Thursday, October 13, 2011

Integrity Brain Dump

I've been reflecting extensively about integrity, because this year I am really trying to do a better job with the character education program I am teaching as part of the Grade 8 homeroom. Already I've talked to the homeroom kids about: appreciation as a tool to smoothing over difficult confrontations; manners and cultures; why we come to school (and why that's a privilege); the idea that our intelligence is not fixed, and that our knowledge can improve our brain's processes and in effect we can "get smarter" over time; setting goals and brainstorming study skills. I have found that by opening my own life experiences up to the kids, I am making the textbook lessons more meaningful for me (and thereby, hopefully for them as well). Every week, I try to tie the lesson to something a little bit deeper, and the kids have reciprocated by opening up with their own thoughts and experiences as well, allowing me a sneak peek at their thoughtful and insightful side, which I don't always see in the context of a math class.
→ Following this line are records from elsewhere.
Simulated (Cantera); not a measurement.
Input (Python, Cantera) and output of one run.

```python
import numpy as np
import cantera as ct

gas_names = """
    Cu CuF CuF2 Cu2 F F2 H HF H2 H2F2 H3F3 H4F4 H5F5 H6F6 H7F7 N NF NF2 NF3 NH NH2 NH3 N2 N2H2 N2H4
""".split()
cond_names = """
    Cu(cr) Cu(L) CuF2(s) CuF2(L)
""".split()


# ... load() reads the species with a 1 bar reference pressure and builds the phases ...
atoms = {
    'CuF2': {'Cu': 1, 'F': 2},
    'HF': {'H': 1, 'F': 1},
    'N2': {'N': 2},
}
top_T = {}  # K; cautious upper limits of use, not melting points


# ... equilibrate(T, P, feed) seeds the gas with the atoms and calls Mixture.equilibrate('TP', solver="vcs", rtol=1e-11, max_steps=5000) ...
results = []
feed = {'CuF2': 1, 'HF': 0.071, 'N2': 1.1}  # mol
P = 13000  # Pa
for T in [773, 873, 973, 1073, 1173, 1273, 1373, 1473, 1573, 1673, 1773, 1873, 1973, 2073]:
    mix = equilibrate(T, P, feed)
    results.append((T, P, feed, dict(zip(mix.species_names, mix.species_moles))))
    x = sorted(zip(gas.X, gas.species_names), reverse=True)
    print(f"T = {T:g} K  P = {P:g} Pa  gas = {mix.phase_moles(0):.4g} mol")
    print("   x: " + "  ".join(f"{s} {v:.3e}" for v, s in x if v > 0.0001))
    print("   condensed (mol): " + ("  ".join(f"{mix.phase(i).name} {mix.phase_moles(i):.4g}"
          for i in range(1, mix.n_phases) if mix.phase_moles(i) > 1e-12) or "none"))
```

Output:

Something that has been on my mind (although not necessarily in the Grade 8 character-development curriculum) has been the issue of integrity. The more I think about it, the more integrity seems to weave itself into everything that we do, which means both that it's necessary for me to talk about integrity issues with the kids, and also that it is very difficult to get a clear, convincing, effective message across in a single discussion. I am going to do a brain dump over here; feel free to add your own thoughts.


When we think about integrity, we mostly think of not lying and not cheating. In school, we only talk about integrity as a reactionary mechanism -- usually after something bad has already occurred, such as group cheating or plagiarism. What we need to do is to actively address integrity issues as a school as a prevention mechanism -- and that can be done in our individual curricula (ie. history and English, where morality is explored in the context of literature), or in our character-education classes.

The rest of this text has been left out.